What Are Terms and Conditions?

Your terms and conditions are an essential legal document protecting your business when it makes transactions with customers. This document limits your business’ liability and details customers’ rights and responsibilities. 

Essentially, every time a customer buys flowers from your business, they enter into a contract with you. As such, your terms and conditions are a standard document that sets the terms of that contract, which applies to every sale you make. Customers cannot negotiate the terms of this contract and usually accept them when they make a purchase from your business. 

You need to make sure you take reasonable steps to inform your customers of these terms and conditions. A good idea is to include an online tickbox for customers to check, notifying you of their acceptance of your terms and conditions. You should also get a lawyer to look over your terms and conditions to ensure they are fair and enforceable, particularly for an online context.

In particular, your terms and conditions need to set out crucial contractual issues, such as:

  • who each of the parties is, usually meaning your business and the customer;
  • your rights to amend your terms and conditions as you need;
  • when a customer accepts this contract;
  • the exact nature of the goods or services you provide, such as whether your business provides goods other than flowers;
  • any cancellation terms; and
  • dispute resolution.

Outside of these, there are also specific areas you should cover that directly apply to being an online florist, as outlined in the following paragraphs.

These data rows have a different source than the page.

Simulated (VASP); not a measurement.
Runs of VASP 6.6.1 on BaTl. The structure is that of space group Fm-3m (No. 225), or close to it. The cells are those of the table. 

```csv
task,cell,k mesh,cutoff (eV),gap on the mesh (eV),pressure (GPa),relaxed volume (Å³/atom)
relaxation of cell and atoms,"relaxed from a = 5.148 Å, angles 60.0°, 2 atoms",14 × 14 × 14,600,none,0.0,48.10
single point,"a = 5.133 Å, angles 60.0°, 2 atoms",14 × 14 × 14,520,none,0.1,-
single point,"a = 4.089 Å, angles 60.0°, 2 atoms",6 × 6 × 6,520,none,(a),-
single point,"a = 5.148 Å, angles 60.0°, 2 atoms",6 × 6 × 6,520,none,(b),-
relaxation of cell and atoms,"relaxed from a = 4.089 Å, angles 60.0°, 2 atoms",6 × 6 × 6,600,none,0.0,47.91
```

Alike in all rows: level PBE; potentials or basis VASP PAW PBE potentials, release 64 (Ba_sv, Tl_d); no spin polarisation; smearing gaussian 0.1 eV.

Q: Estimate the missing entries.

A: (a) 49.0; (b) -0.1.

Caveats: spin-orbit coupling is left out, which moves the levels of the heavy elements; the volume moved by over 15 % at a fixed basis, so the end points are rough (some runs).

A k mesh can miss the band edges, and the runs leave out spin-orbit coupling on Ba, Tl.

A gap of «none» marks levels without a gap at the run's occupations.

As you operate online, you will likely be delivering many of your bouquet orders unless you have an additional pick up facility. Therefore, you need to ensure you have a clause in your terms and conditions dedicated to the terms of your deliveries. This clause should detail:

  • whether you include delivery costs in the initial price;
  • what areas you do and do not deliver to;
  • order times for specific dates or holidays, such as Mother’s Day or Valentine’s Day;
  • disclaimers for late delivery times during busy periods or any additional costs at these times;
  • same-day delivery conditions;
  • the customer’s responsibility to provide accurate address details and any fees for re-delivery;
  • specific disclaimers relating to third party deliveries if you are outsourcing delivery; and
  • conditions for contactless delivery.


When you allow online order payments, you need to set out the terms for this process in your terms and conditions. You should detail the forms of payment you allow, such as:

  • credit card payments;
  • payment gateway transfers; and
  • internet banking.

Importantly, there are specific standards for online payment systems, such as the Payment Card Industry Data Security Standard (PCI DSS). You should make sure your payment methods comply with these standards and state as such in your terms and conditions. In addition, be sure to include any necessary references to your privacy policy and how you protect sensitive payment information.

Furthermore, you must indicate that your sales are in New Zealand dollars and whether the price includes goods and services tax. If you require deposits for big events, such as weddings, you should include these payment terms as well.

Returns and Refunds

Under New Zealand consumer law, you need to meet various consumer guarantees when you sell to consumers. If you fail to do so, you need to provide customers with a remedy, in the form of a:

  • repair;
  • refund; or
  • replacement.

For example, you need to provide a remedy for faulty or substandard goods, such as if you gave a customer dead or rotting flowers rather than the fresh flowers they ordered.

Of course, due to the perishable nature of flowers, there will be some restrictions as to the remedies you can give your customers in these situations. Whatever you offer, be sure to specify what situations you provide refunds (outside of what the law requires) and any conditions that customers need to meet to get a refund.

Specialised Terms

Your terms and conditions should reflect the realities of your business, so you will need to include terms that cover any unique or specific situations you will encounter. One example would be a term about your flower substitution policy to ensure that a customer will accept those instances when you may have trouble sourcing a particular flower. Other specific terms include:

  • those covering website usage and other things related to operating online; or
  • terms relating to other products you may provide, such as alcohol or other gifts.

Key Takeaways

For any business that sells goods or services, terms and conditions are an essential document for ensuring that your sales happen how you want them to. For example, as an online florist, you are dealing with perishable goods, so you need to account for any problems that may arise when you sell them. Accordingly, terms and conditions can protect you if something does go wrong. If you would like more information or help with your terms and conditions online, contact LegalVision’s e-commerce lawyers on 0800 005 570 or fill out the form on this page.

Frequently Asked Questions

What are terms and conditions?

Terms and conditions are an important document for protecting your business and limiting its liability. They are a contract that applies to your transactions with your customers.

What should my terms and conditions cover?

Your terms and conditions should cover various contractual matters, such as defining the relevant parties and determining any cancellation conditions. However, you will also need terms specific to your business, such as delivery times or substitution policies.